The museum is asking the general public and organisations to contact them with stories about female family members, ancestors or employees who may have worked in the transport industry in London or on the railway across the United Kingdom from 1800 to the present day.
Women Tube drivers, bus conductors and railway workers have helped to keep London and the country moving over the decades, however only very few of these notable women are represented in London’s transport history.
A new collecting project at London Transport Museum wants to put women centre stage by highlighting the lives of individuals who carried out important and skilled activities in a male dominated workforce, but who were often hidden from history.
The Museum is aiming to include the following ground-breaking women in an updated display at London Transport Museum, however the Museum wants to hear about other lesser-known women who shaped the history of the capital and the country.
If you know of someone who should in the exhibition, you should contact the Museum by 28 February 2019 via a form on this website.
Some of the stories they’ve found already include:
‘Widow’ Birch, real name Elizabeth Birch – First Woman Omnibus Operator (1811-1874)
Birch, also known as ‘Widow’ Birch, helped create the Westminster Omnibus Association after taking over her late husband’s cab business in 1846. In 1851 she bought four omnibuses and acquired a larger share of the association. She refused to sell the London General Omnibus Company (L.G.O.C), running her own services agreement with the new company. The business was passed on to her sons and Birch brothers continued as a successful bus and coach operator into the mid-20th Century.
Ellen Bulfield – Last LGOC First World War woman conductor (dates unknown)

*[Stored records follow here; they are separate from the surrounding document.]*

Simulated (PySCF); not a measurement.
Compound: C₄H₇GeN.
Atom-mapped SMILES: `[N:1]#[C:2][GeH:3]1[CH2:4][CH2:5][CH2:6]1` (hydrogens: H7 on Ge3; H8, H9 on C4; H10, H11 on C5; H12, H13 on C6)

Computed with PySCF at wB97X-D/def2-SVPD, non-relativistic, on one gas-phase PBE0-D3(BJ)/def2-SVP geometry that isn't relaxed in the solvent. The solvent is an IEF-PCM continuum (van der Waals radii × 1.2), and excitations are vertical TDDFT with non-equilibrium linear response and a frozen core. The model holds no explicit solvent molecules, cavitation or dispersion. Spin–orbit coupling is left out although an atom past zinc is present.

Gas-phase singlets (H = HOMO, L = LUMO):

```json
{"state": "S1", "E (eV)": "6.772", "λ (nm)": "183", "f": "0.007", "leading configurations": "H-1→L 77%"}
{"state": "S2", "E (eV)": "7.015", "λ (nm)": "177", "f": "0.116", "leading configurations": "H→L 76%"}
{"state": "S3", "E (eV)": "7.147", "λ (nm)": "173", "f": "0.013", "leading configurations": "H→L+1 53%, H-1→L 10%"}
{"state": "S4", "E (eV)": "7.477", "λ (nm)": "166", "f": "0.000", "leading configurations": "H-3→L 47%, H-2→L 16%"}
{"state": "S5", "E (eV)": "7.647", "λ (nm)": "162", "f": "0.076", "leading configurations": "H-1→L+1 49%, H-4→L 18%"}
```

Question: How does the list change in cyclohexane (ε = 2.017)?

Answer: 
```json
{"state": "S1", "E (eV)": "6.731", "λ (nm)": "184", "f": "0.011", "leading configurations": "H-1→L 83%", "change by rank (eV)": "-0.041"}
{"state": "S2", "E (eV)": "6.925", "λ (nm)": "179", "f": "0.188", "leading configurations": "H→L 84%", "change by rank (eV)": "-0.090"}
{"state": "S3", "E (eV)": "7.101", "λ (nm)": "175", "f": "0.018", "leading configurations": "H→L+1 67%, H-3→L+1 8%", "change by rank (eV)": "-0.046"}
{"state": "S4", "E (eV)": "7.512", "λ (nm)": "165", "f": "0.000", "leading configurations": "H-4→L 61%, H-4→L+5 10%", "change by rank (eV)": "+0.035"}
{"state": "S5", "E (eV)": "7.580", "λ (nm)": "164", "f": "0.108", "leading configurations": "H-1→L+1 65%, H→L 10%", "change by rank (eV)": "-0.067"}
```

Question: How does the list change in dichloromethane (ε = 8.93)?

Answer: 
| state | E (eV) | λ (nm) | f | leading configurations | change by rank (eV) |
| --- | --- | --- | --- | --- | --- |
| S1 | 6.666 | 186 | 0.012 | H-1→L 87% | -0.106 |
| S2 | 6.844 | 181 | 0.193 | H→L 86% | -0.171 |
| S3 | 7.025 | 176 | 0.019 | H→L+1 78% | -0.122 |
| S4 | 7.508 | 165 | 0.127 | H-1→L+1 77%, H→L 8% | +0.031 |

Bulfield was one of the first women to work for the London General Omnibus Company (L.G.O.C) during the First World War. Astonishingly around 45 per cent of London’s transport workers were women in 1918, however Bulfield was one of the last female bus conductors, or ‘clippies’ as they were known, to hand over to a male colleague on his return from armed service.
Women were encouraged, and in some cases forced to step aside for men after the war. The L.G.O.C kept its promise to keep the jobs open for the discharged soldiers, so the employment of women was only temporary.
Women go on strike ‘Pound for Pound’ at Willesden Bus Garage in 1918
In August 1918, Ellen Bulfield was likely to have been one of the 17,000 female bus and tram workers who took industrial action when men were given a 5 shilling a week war bonus which the women were excluded from. Eventually, male and female workers up and down the country joined in and women won the 5 shilling bonus after a week of striking. The industrial action was started by a group of women at Willesden Bus Garage.
Hannah Dadds – First woman Tube driver, Forest Gate, Newham, (1941 to 2011)
The first female train driver on London Underground joined as a ‘station-woman’ in 1969 and qualified as a driver in 1978. This was important in the move towards equal opportunities for women in the workplace. In the early 1970s some people still believed that some jobs were not suitable for women. Dadds found most colleagues supportive, although she experienced some sexist remarks. Dadds became famous overnight when London Underground held a press conference and she posed for many photos climbing into the train cab. Her sister, Edna Dadds, worked at London Transport too and she and Hannah were the first all-female train crew. Dadds was invited to the Queen’s Women of Achievement lunch at Buckingham Palace in 2004.
Joy Jarvis – Tube seating fabric or ‘moquette’ designer (dates unknown)
Jarvis, a textile designer working in London during the 1940s, designed the ‘Roundel’ or ‘Bullseye’ moquette for London Transport, which was until recently wrongly attributed to another male designer. Her design was used on the Museum’s refurbished 1938 train stock and R stock in the late 1940s.